Why schema design is so important

Airfold is powered by the open-source analytics engine ClickHouse, known for its exceptional performance in aggregating large volumes of data at speed. ClickHouse offers a range of advanced features not typically found in other platforms—features that can significantly impact performance when used effectively. One of the most important ways to take advantage of these capabilities is through thoughtful table schema design.
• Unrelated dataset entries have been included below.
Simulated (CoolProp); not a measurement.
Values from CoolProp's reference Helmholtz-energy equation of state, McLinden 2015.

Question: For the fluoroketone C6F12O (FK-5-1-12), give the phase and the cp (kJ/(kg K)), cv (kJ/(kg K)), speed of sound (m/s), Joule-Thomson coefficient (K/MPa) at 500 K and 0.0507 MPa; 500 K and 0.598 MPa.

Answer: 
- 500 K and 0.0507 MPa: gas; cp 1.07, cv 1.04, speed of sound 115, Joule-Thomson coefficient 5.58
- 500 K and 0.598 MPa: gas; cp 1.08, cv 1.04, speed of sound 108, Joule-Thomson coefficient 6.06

If you have questions about optimizing your schema or improving query performance, reach out to your assigned Solutions Engineer—they’ll be happy to provide guidance tailored to your project.

Data Types

ClickHouse supports all the familiar data types you’d expect—like String, Int, and DateTime — but it also includes several powerful, ClickHouse-specific types designed for performance and flexibility. These include LowCardinality for efficient storage of repetitive string values, and JSON for working with semi-structured data. Choosing the right data type can have a big impact on query speed and storage efficiency. Materialized Incremental Views are another powerful feature of ClickHouse. To take full advantage of them, you’ll need to use a special data type called AggregateFunction, which allows ClickHouse to store pre-aggregated values for blazing-fast query performance. See the reference page to learn more about data types.

Engine

In ClickHouse, you can specify a Table Engine that determines several key behaviors of the table, such as how data is stored on disk, how it is indexed, and potentially how data can be deduplicated. Some of the common engine types you will use in your Airfold project: MergeTree is the most frequently used table that merges table parts in the background, ReplicatingMergeTree deduplicate rows (based on a version column) ensuring your query includes the most up to date data, and AggregatingMergeTree for Materialized Incremental Views that aggregate data on ingestion. Choosing the right engine is critical for optimizing performance and ensuring the table aligns with your use case, whether it’s high-speed inserts, deduplication, or aggregations. Check out our reference page to learn more about ClickHouse Engines.

Primary Key/Order By

In ClickHouse, the PRIMARY KEY and ORDER BY table settings are essential to how your data is organized and queried. Unlike traditional databases, where a primary key enforces uniqueness, in ClickHouse the Primary Key is used purely for indexing. It defines the sorting order for the data and determines how ClickHouse organizes parts on disk and builds sparse indexes for efficient filtering.

Choosing a good ORDER BY column is arguably the single most impactful decision you can make for improving query performance. Ideally, it should be a column that is frequently used in filters—this allows ClickHouse to skip over large portions of data during query execution, significantly reducing scan time.

For example, a table with a schema like this:

name: products
description: A table containing basic product information
cols:
  ID: Int64
  NAME: String
  DESCRIPTION: String
  PRICE: Float64

settings:
  engine: MergeTree()
  order_by: ID

Will return great results on a query like this:

SELECT *
FROM products
WHERE ID = 12345

Because the table is ordered by ID, ClickHouse can use its index to jump directly to the relevant data range, skipping over irrelevant rows. This leads to significantly faster query performance, especially when filtering by ID or querying a small number of records. To learn more about How to set a good Primary Key, see the reference page.

Partition By

The partition_by clause in ClickHouse controls how your data is physically split across directories on disk. While it doesn’t directly improve query performance like order_by does, it plays a big role in data management—especially for controlling data retention, optimizing merges, and speeding up certain types of bulk deletes. A good partitioning strategy can reduce storage overhead and make your table easier to maintain over time. A common choice is to partition by date, although it is recommended to partition data at the month level.

Optimizing your schema from the start ensures your tables are fast, efficient, and aligned with your workload. ClickHouse (and by extension, Airfold) does not allow you to change core settings like engine, order_by, or partition_by after a table is created. Making changes later typically means dropping the table, recreating it with the new schema, and backfilling all your data. It’s worth getting it right the first time!